# Greyhound Equipment 2015



## Swadian Hardcore (Jul 5, 2015)

Based off BusTracker.

Greyhound Lines Equipment 2015.pdf

Greyhound Equipment.pdf


----------



## Train2104 (Jul 5, 2015)

Related bus equipment question, but not Greyhound: Do all Megabus operations in the US use exclusively TD925's? I don't think I've seen anything else (not talking unscheduled extras/Coach USA loaners/etc)


----------



## Swadian Hardcore (Jul 5, 2015)

Megabus is not a single operator, so each operator could have different equipment. I know some of them have D4505s and J4500s in the Megabus livery. The Chicago operator also had some 102EL3s, don't know if they still have them. DATTCO uses C2045s and S-407s. But every operator does use TD925s, with the except of Academy that actually isn't part of Megabus and simply has tickets available through them.


----------



## Caesar La Rock (Jul 6, 2015)

I'm not surprised DL3s are used in Florida. Ancient coaches are common down here with the varies charter/tour companies. Although, when it comes to newer motorcoaches, Van Hool rules that market with an iron fist.
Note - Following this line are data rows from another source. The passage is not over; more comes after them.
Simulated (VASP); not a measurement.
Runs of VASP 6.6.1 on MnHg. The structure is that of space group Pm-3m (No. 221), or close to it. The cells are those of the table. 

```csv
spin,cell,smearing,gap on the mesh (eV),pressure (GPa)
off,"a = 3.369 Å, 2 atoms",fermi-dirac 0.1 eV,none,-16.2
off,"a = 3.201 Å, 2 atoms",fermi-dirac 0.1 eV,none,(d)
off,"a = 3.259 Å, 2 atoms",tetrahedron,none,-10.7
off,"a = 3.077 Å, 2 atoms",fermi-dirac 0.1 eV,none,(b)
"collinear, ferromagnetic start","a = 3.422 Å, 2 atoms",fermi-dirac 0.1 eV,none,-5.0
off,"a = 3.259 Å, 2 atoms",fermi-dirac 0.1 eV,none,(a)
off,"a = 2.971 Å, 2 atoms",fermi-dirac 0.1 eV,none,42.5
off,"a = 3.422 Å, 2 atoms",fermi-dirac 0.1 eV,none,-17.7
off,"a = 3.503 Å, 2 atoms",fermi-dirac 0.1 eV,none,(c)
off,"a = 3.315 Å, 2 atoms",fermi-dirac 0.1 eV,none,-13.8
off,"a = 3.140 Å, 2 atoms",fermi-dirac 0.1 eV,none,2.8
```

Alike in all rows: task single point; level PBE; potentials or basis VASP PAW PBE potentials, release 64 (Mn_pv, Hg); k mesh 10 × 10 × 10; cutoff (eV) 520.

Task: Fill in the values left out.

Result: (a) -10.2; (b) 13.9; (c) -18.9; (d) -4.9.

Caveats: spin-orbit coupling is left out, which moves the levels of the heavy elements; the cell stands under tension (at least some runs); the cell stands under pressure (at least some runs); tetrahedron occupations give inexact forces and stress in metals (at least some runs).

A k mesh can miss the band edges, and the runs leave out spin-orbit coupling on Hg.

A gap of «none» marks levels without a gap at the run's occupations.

I've seen brand new Setras, J4500s, Prevost H3-45s, and Volvo 9700s down here for those said companies. It makes me wonder what buses Greyhound will use to replace the DL3s down here when the time comes.


----------



## Swadian Hardcore (Jul 6, 2015)

Greyhound doesn't have a replacement for the DL3 right now. The DL3s aren't necessarily used in Florida because they're old, but just because it's convenient. D4505s are used in and around California due to California Emissions Standards. The X3-45s also meet those standards, but they started off in the Northeast to combat low-cost competitors and thus still dominate the Northeast, but have expanded west and south from there. G4500s were always prevalent in the West, being initially deployed on Western long-distance routes, so they still run here, except they generally stay away from California now due to said Emissions Standards.

I know some of the Los Angeles-based G4500s were redeployed to Chicago and Saint Louis after being rebuilt.

That leaves the DL3s to run everywhere else. So primarily the Midwest and Southeast, but there's also some running in the West out of Denver. Today's 1308 Reno-Salt Lake City was DL3 #6569. That one is definitely a Western bus; it's usually running to/from Denver or Salt Lake City.

Also, the (PHX-E) would mean East of Phoenix and (SAC-N) would mean North of Sacramento, etc.


----------



## Caesar La Rock (Jul 6, 2015)

That's true, although they could get parts to repair buses from ABC. California's emissions are sometimes over excessive, but it's their state. I'd love to ride a Prevost one of these days.


----------



## Swadian Hardcore (Jul 6, 2015)

Prevost X3-45s are actually somewhat common in Florida, if you check around BusTracker. In Florida, most of the runs are 102DL3s, X3-45s, or Florida-owned D4505s. The exception is Miami-Key West, which is served by Greyhound's last two 102D3s (#60532 & 60533). Actually, it looks like #60532 is in for maintenance, and DL3 #6453 took over the rotation for the time being.

If you haven't ridden a Greyhound X3-45 before, beware that they are quite uncomfortable, especially compared to the DL3. However, the D4505 is even worse. The Blue G4500, despite being fragile, is actually comfortable, and is popular with many drivers I've talked to. I believe they have fixed the mechanical reliability problems, since the G4500s do have the proven Detroit Diesel / Allison powertrain.


----------



## Caesar La Rock (Jul 6, 2015)

If I'm able to handle riding a Van Hool, I'm sure a Prevost will be no trouble at all.


----------



## Swadian Hardcore (Jul 6, 2015)

The Van Hools actually have more comfortable seats than the Prevosts, even though everything else is a lot worse.


----------